Over 85% of Americans are deeply concerned about the grave impact the burgeoning national debt may have on their future, according to a new study.
What Happened: A survey from John Zogby Strategies for the non-profit organization Main Street Economics gauged the awareness and apprehensions of some 1,000 voters. The findings come at a time when the U.S. government faces a potential shutdown if lawmakers can’t agree on a spending package.
The findings underscore a widespread anxiety that transcends current economic conditions, projecting a troubled outlook for the years ahead.
About 59% of the respondents feel that Washington’s policymakers are making insufficient efforts to tackle the debt crisis. Many of these respondents are significantly more inclined to call for action, driven by their awareness that:
- A prolonged default on the national debt could trigger a harsh recession, eliminate eight million jobs, contract the economy by more than six percent, or lead to even graver consequences (45%).
- The government is projected to incur an additional $20 trillion in debt over the next decade, with the possibility of reaching $100 trillion in the next 30 years (41%).
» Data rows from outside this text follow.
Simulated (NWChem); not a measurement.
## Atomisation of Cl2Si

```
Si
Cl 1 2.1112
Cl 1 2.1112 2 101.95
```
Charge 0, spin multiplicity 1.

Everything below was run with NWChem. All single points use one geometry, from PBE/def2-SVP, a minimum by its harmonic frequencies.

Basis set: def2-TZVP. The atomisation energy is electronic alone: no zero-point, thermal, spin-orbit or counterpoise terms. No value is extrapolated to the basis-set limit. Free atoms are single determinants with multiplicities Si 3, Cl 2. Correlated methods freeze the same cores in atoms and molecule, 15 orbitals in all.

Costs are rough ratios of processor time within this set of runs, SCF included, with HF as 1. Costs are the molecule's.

- Interest payments in 2023 alone surpassed $1 trillion due to escalating interest rates and growing debt (40%).
Chart: Government Interest Payments Top $1 Trillion As Rates Weigh On Debt
The Call for Action
Les Rubin, the founder and CEO of Main Street Economics, warns that if politicians continue prioritizing their re-election over addressing the debt issue, it will lead to reduced funding for essential public services.
“The country will continue to dig the financial hole deeper,” he said.
"While this data is startling, it's not surprising. At some point the national debt bomb will explode unless we, united, raise our voices to our representatives and demand they make meaningful decisions to ensure future generations will not pay the unfortunate price for our country's current financial debacle," Rubin added.
Other economists are also nervous. Olivier Blanchard, the former chief economist of the International Monetary Fund, recently expressed grave worries over the likelihood of a fiscal emergency in the U.S.
He pinpointed the danger to the nation’s debt, which has ballooned to more than 120% of its GDP, coupled with a political atmosphere that seems unwilling to address these issues.
And yet, Jonathan Gruber — chair of MIT's economic department — told Boston Public Radio in December that the debt conversation needs context.
To lower the deficit, Gruber says a good first step is getting inflation under control.
"I understand prices are high, but inflation, which is how rapidly prices are rising, is back to where it was,” Gruber said. “Prices are not rising rapidly anymore.”